This assessment is very simplistic and constitutes a basic preliminary review. It is not comprehensive nor exhaustive.

I chose themes from the Free Theme Directory and searched for Web Accessible and Accessibility. I narrowed my selection by considering which theme would be easily customizable, have good contrast between foreground and background, have elements in a convenient location and be aesthetically pleasing as is.

I then used the plugin Demo Data Creator to generate more content for posts, pages, comments and categories.
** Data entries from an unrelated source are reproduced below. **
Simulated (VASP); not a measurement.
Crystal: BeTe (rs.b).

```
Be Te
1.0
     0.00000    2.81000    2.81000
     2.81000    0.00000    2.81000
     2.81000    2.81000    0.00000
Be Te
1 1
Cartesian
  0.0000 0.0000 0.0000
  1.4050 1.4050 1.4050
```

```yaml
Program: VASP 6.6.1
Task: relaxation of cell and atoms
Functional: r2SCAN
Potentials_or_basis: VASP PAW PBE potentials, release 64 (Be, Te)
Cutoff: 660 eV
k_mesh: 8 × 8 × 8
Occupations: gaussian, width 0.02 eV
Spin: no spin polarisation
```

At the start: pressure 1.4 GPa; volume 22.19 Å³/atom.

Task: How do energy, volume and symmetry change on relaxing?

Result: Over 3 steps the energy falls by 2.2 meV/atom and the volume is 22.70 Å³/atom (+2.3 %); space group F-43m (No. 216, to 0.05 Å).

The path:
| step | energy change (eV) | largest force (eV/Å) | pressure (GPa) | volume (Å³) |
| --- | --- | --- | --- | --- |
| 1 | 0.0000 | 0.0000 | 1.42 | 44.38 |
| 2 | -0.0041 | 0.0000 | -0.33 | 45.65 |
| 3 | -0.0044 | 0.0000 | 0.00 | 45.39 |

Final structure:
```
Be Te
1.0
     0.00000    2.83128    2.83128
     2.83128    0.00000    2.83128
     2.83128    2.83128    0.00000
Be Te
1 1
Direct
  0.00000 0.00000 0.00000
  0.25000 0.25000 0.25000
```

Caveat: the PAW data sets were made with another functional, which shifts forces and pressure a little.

The following themes made the cut:

Precious version 4.0.1
At first glance the layout is pretty simple and effective. Convenient breadcrumb on top of page. Upon disabling the style sheets, nothing is out of order. Validates for XHTML 1.0 Transitional and CSS2.

Stardust version 2.7
Very stylish out of the box with flexible width. Has “Skip to content” and “Skip to menu” without CSS. By disabling the images, the date for each post is too dark. Validates for XHTML 1.0 Strict, but not in CSS with 6 CSS2 errors.

Whitepress version 1.1.7
This theme includes a skip to content, navigation and search form when disabling CSS. Has a nice javascript for going through the sidebar items, but also works when javascript is disabled. Uses fixed width for 1024×768 resolution. Validates for XHTML 1.0 Strict, but not in CSS with 1 CSS2 error.

Dodo version 1.2.1
This theme is what this website is based on. The color of the posts date and other meta information is also too light. By disabling the images, the text of the main menu has not enough contrast with its background. With a little tweek here and there, it’s really nice. Fails to validate with XHTML 1.0 Strict with 1 error, but passes CSS2.

Precious and Stardust passed the Firefox Accessibility Extension 1.5.61.0 rule set with only warnings signaled .The themes Whitepress (2 Fails) and Dodo (1 Fail) did not pass.

For validation, I used Markup Validation Service and The W3C CSS Validation Service.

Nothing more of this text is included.